BIG Budget, big players, big prizes. Isn’t that how football works in the era of the oligarch and the Emirati?
Sadly, it usually is. If your players drive to work in Ford Fiestas whilst theirs are rocking Mercs, you’ll probably be eating dust by May.
Statistics don’t lie. List any division’s clubs in order of wages paid and the result will invariably look very similar to the final league table.
In last season’s Premier League, the seven biggest spenders took the top seven spots. Two of the three poorest – Hull and Middlesbrough – went down.
Likewise, my former colleague Stuart Hammonds once asked every chairman in the National League to reveal their club’s wage bill to the nearest £50,000. After everyone had coughed up, the subsequent table was a near-perfect reflection of the mid-season standings.
Money talks. Forest Green Rovers play on a hilltop in Stroud. Chelsea strut their stuff on the Kings Road. But, ultimately, they are exactly the same.
So should everyone else simply pack up and go home? Lay down on the tarmac and wait for the steamroller to do its worst?
Not quite yet. Because for all the brute force of banknotes and billionaires, nothing will ever beat a slick system and players who believe in it.
For much of the past ten months, I’ve covered Huddersfield Town, the 49th and newest member of the Premier League.

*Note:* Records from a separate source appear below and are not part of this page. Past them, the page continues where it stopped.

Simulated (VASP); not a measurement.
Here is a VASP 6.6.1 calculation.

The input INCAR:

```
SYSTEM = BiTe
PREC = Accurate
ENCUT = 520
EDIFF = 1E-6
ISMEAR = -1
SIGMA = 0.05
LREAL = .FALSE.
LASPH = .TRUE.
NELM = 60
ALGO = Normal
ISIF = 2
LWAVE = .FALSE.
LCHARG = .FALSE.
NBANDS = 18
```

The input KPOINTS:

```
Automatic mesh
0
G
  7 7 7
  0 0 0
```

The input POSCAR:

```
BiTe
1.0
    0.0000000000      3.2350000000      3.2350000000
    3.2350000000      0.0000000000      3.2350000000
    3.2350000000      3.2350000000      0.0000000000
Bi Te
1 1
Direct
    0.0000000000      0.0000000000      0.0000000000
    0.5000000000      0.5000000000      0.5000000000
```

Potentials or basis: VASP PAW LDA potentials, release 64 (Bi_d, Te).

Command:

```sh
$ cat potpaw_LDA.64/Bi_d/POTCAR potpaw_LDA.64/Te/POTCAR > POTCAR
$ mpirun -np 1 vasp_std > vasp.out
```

To put that promotion into perspective, the Terriers began the campaign with the fourth-lowest wage bill in the entire Championship. In June, bookies priced them at 15/2 for relegation. Yet in David Wagner, Huddersfield had a trump card.
The German implemented high-tempo pressing football, signed (cheap) players and loanees to make it work, then spent pre-season honing iron-man levels of fitness.
After two games, they beat Newcastle at St James’ Park. After four, they climbed top of the table.
‘Is it realistic to stay in this position?’ I asked Wagner in September. “No,” he said. “But if you ask me ‘Is it possible?’ then the answer is yes.”
No limits. No targets. Publicly and privately, this became Wagner’s mantra. Nutrition was tweaked. Training times moved to mirror kick-off times. Each change was an incremental, cost-free advantage.
Results flowed. Confidence – both in themselves and the style of play – coursed through previously average players like Nahki Wells and Tommy Smith. The whole thing snowballed. So can Wagner’s methods be scaled to achieve success at any level?
In fairness, Huddersfield were generously backed. Owner Dean Hoyle is a multi-millionaire and lifelong fan. Last season, he covered losses of £5m and subsidised cut-price season tickets to boost gates by 30 per cent. He also employed one of the country’s brightest sporting directors in Stuart Webber. Not everyone is so lucky.
Yet even after Hoyle’s input, Huddersfield still faced – and overcame – a vast financial disadvantage. And you know what? Ten years ago I watched Gary Waddock’s Aldershot do exactly the same thing.
Like Huddersfield, they began the season as rank outsiders with a rookie manager. Like Huddersfield, their budget was minimal by comparison to the likes of Oxford and Cambridge. But, like Huddersfield, they played fast, attacking football and altered their style for nobody.
Scott Davies was their Aaron Mooy – an under-the-radar loan signing who became the heartbeat of the side – John Grant was turned from journeyman to dangerman with a career-best 25 goals, Anthony Charles had the season of his life at centre-half.
If that side had played today, they’d still have smashed through the 100-point barrier. Such is the power of believing in a plan.
Hoyle employed Wagner because he had grown tired of managers who simply played for the next result. Who believed the only way to improve was to sign better players, like a live-action game of Football Manager.
He wanted a vision, an ethos, a man who could coach rather than buy, success. For any cash-strapped owner – at any level – finding a manager with those qualities is surely their single most important task.